THE WINGS PLAY ROCHESTER FOR THE MILL TITLE TODAY AT THE SPECTRUM. IT WILL BE GARY MARTIN’S SWAN SONG…
By Tim Panaccio, INQUIRER STAFF WRITER
He used to be a playmaker, running the carpets of the Major Indoor Lacrosse League with the kind of abandon with which he ran the outdoor fields at Penn State.
These days, the Philadelphia Wings’ 33-year-old forward is mostly known for leading the MILL in annoying injuries.
Hard to believe that Gary Martin once led the country in scoring with 68 points in 11 games in college.
“Gone from a playmaker to a grinder,” Martin sighed. “Now I’m defensive specialist, working penalty-killing and face-offs. I don’t run the floor like I used to. I might not be as quick as these younger guys, but I’m still twice as smart.”
Field smarts have enabled Martin to outlast most players in the league, earning the maximum wage of $500 a game – more than five times what he earned as a rookie.
Today, when the Wings host the Rochester Knighthawks at the Spectrum for the MILL Championship, Gary Martin will be playing his final game in silver and black.
The game also marks the fourth straight appearance for the Wings in the league final.
“Too many nagging injuries,” Martin said of his pending retirement. ”It’s time to go. I was a young 32 last year, but I’ve seemed to age since then. I got bones sticking out of me in places where you never knew you had bones.”

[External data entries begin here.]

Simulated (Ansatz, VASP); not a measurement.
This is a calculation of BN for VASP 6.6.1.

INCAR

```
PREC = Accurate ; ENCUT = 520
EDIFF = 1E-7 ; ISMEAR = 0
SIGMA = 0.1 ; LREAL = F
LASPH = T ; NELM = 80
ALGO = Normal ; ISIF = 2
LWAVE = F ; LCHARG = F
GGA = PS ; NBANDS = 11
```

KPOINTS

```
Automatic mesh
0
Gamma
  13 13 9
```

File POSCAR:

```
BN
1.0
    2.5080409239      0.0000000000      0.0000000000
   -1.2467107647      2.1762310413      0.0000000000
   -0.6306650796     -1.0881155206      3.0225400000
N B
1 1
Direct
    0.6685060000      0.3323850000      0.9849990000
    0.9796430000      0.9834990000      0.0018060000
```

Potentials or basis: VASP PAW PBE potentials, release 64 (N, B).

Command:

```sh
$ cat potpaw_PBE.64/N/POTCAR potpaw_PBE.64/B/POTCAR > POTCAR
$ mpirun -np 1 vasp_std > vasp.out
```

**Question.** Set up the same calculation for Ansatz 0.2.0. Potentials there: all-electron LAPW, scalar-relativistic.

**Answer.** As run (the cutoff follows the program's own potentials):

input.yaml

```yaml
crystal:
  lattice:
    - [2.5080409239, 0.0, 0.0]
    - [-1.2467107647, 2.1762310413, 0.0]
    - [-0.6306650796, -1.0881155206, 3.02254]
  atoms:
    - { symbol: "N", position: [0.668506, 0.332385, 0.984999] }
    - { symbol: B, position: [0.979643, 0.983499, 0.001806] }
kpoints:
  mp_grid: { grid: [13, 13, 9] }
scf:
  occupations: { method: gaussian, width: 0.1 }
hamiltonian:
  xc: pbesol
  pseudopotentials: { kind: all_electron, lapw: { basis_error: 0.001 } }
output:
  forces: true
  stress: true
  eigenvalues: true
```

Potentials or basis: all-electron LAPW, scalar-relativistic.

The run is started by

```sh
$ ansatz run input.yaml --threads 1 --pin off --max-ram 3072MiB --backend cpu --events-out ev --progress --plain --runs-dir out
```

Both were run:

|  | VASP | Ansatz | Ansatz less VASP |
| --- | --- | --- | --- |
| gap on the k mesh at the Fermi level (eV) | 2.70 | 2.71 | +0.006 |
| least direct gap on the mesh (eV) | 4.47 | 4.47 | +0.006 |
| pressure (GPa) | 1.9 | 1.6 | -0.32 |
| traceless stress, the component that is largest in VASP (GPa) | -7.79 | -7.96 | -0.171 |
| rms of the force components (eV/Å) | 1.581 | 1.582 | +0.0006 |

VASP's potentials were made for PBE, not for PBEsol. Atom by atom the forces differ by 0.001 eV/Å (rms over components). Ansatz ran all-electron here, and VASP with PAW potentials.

Martin’s physical well-being took a tumble last season when he separated his right shoulder, ending a 61-game playing streak – then the longest in the league. That injury seemed to trigger a slew of other ailments. Hip pointer, ankle sprain, knee sprain, bruised elbow . . .
“All that plus raising three kids, including a third child this year, plus working full time, it’s gotten to be too much for me,” Martin said. “We only practice once a week, from 9 to 11 p.m., but you got to do that, too, and my sales job leaves me tired.
“It’s funny, but the words family and marriage scare a lot of guys on this team.”
Don’t get Martin wrong. All the bumps, bruises, and 90-minute commutes to Baltimore during the days when the Wings practiced there haven’t amounted to nothing. Martin has been an integral part of three Wings championship clubs.
“This team is a lot different than some of the others,” Martin said. “We lost two superstars in Paul Gait and Rob Shek (to other clubs). The big difference is that so many younger guys have stepped up to handle the scoring and not relied solely on Gary Gait to do it.”
Those include second-year players such as Tom Marechek, who finished the regular season second to Gary Gait (30 goals, 48 points) in scoring with 35 points (17 goals), and former Villanova Wildcat Jim Rogers, whose nine assists have all been at home this season, and who has three points in the playoffs.
Gary Gait, whose 30 goals paced the league this season, won the MILL most valuable player award for 1995 and today goes against his brother Paul, a former Wing, and the first player ever to score 100 goals.
Paul Gait transferred to Rochester this season because the commute from his home in Syracuse was exhausting and “hurting his marriage,” Martin said.